I have not worked around steam engines nor flyball governors. Textbooks tell me the flyballs are normally intended to move up or down in a middle range.
Gravity has to do with reaching a position where the flyballs are at an equilibrium state. They raise and lower a valve inside a central column, which regulates engine speed.
If engine speed ever becomes fast enough to make them extend horizontally, then they are no longer regulating the internal valve.
 
I have not worked around steam engines nor flyball governors. Textbooks tell me the flyballs are normally intended to move up or down in a middle range.
Gravity has to do with reaching a position where the flyballs are at an equilibrium state. They raise and lower a valve inside a central column, which regulates engine speed.
If engine speed ever becomes fast enough to make them extend horizontally, then they are no longer regulating the internal valve.
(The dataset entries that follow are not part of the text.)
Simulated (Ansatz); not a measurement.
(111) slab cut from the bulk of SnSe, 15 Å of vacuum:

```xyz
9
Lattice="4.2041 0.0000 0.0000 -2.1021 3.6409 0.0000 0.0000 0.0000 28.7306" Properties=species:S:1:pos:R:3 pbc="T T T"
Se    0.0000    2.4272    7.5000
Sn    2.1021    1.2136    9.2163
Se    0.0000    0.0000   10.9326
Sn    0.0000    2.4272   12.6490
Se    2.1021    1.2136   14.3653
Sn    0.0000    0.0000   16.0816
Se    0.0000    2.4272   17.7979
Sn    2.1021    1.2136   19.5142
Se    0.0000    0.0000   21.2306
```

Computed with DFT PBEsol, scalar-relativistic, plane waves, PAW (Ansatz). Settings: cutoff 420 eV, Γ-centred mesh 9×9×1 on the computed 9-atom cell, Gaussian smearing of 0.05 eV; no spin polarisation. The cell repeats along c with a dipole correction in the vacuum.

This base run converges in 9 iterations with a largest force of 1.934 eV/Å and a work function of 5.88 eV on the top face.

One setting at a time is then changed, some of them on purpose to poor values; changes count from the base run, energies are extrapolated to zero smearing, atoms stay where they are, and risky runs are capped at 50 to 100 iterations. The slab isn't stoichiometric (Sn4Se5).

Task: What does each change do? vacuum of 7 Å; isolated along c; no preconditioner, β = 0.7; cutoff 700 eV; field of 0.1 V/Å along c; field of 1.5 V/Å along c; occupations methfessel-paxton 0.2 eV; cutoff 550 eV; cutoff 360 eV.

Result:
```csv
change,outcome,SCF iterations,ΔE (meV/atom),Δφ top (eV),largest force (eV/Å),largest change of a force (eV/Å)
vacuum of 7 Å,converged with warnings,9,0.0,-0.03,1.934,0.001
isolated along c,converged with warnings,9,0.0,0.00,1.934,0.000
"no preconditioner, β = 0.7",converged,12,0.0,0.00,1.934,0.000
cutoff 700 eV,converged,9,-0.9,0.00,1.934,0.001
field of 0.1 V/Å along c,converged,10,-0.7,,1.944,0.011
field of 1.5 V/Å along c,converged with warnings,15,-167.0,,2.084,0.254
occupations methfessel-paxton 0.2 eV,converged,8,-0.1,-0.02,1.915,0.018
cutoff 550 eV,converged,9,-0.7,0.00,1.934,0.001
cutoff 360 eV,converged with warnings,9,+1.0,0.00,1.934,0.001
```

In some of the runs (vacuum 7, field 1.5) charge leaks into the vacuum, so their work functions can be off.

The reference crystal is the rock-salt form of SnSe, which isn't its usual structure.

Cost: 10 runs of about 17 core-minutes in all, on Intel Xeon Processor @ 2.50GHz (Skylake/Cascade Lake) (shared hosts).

Thanks, but in this case it is not being used as a governor. Since energy stored in a flywheel is about mass , diameter and rpm it's stands to reason the faster you can increase the rpm of the flywheel the more efficient it would be. Could you accelerate the flyball apparatus quicker or less energy input than a fixed flyball. My thinking is that the flyballs at rest( hanging straight down) would be a smaller radius and therefore would take less torque to rotate. Therefore it should accelerate quicker. As the rpm increased the balls would move outward increasing its radius. But I'm not sure if overall it accelerate to say 1000 rpm faster than if the balls were fixed at full extension.
 

With moveable arms, the moment of inertia is variable. Lets the flyball spin up faster in the beginning but it slows down when the arms move outwards. At the end, the total rotational energy is the same. Conservation of energy law rules.

It's a kind of inverse pirouette effect.